I wrote this short piece a few years ago about my teaching experience in Paris. I might try and dig up some photos to share.
Lessons
from la banlieue.
By
Suzannah Rowley.
Lesson
1: “Hello! What’s your name?”
“Hello! My name is Suzannah. I am your English teacher
– Vous comprenez?” I peered out to the
sea of cheeky faces watching me intently.
They sat in crooked rows with two children crammed
to a bright blue desk. Books and papers littered the ground and bags were strewn
across the classroom floor. Posters sagged from the walls, revealing bare cream
panels dotted with blobs of blue tack.
The floorboards were chipped and scratched from children
dragging their rickety desks across the surface. I felt awkward standing above
the class on a skinny, wooden stage that screeched beneath my feet. A clock dangled above me ticking loudly and in
sync with the pounding in my head.
The class fell silent and I took a step closer.
“I come from Australia!” I pointed to the lumpy yellow
continent hovering by the edge of the map. It looked small and lonely floating
far away from the rest of the world. Their little eyes kept staring: I too
began to drift.
“Ah! Les kangourous!” cried a stocky little boy
breaking the silence.
“Yes!” I shrieked and whipped out a toy kangaroo.
The children giggled.
“My name is Skippy!” I grunted shaking the animal. I
began winding through a maze of tables and chairs; the kangaroo sniffed and
stared at the children wriggling in excitement.
“What!” I
bellowed, stopping in front of the boy. “Is YOUR
name?”
His dark eyes flashed and a huge smile crept over
his face. He grabbed the kangaroo and ran his fingers through its coat.
“Allo Skippeeeee,” he slurred. “My name is Ricardo.”
The class roared with laughter. Their young teacher grinned
and nodded a quick good-bye from the back of the room.

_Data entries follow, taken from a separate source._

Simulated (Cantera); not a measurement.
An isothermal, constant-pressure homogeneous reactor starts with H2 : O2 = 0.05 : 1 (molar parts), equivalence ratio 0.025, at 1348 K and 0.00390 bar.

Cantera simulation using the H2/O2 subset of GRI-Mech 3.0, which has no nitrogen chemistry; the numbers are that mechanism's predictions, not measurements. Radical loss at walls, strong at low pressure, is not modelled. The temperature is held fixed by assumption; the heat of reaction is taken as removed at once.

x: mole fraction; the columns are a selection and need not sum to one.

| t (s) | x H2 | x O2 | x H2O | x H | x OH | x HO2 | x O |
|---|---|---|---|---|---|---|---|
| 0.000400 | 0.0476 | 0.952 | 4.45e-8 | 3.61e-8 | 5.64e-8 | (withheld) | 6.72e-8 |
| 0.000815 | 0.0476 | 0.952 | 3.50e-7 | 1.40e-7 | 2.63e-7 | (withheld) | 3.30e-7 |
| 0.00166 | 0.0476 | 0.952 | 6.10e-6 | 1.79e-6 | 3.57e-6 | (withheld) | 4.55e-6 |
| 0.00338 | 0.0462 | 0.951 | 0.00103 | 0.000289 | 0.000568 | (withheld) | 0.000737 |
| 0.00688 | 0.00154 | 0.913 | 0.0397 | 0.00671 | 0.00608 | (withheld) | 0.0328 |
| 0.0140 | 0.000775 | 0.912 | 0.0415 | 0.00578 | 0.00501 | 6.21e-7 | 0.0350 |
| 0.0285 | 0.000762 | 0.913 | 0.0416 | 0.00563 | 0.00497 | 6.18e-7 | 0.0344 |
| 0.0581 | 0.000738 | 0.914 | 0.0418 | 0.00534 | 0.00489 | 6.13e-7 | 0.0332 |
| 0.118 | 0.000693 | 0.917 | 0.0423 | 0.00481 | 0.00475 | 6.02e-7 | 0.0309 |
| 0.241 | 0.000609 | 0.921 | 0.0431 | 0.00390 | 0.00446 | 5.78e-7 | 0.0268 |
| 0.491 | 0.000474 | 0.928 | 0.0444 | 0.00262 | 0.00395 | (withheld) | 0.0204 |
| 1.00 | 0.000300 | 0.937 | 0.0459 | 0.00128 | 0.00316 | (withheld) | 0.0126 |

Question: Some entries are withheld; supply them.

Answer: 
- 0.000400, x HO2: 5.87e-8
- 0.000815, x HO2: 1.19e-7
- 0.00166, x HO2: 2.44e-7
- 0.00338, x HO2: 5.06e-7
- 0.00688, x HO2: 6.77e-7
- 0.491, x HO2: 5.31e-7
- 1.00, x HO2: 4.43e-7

I stepped out of the classroom shaking. I could
barely hear the teacher trying to contain the chaos behind me. My supervisor
Christian didn’t know whether to smile or grimace. He walked straight to the
car and ushered me in.
My cheeks burned and my stomach knotted as we headed
further north of Paris. The year as a language assistant loomed before me: I
was the English teacher in all my
schools and I had no experience.
“We are very
lucky to have you.” Christian said as the car hurtled through the backstreets. “You
are teaching eight classes. The children are bright but many have repeated the
same year several times.”
He didn’t mention the violence and discipline
problems plaguing the schools in Arnouvilles-les-Gonnesse. I learned this from
the worried grimaces and “ooh la las” whenever I talked about my placement. On
my observation day the previous week, a principal politely told me:
“Arnouvilles even scares us in the teaching world!”
I sat stunned as we whizzed past dozens of high-rise
government housing blocks–grey concrete slaps jutting out of the ground and
towering over the Seine. They were riddled with black holes, tangled antennas
and smothered in graffiti.
They were built in the outer suburbs (la banlieue) during the post-war period
to alleviate squatting in derelict Shantytowns crowding the inner-city pockets
of Paris.[i]
In the economic downturn of the 1970s, French working class families departed
and these housing compounds became a trap for immigrant workers.[ii]
La banlieue is
synonymous with urban crime, juvenile delinquency and violence [iii]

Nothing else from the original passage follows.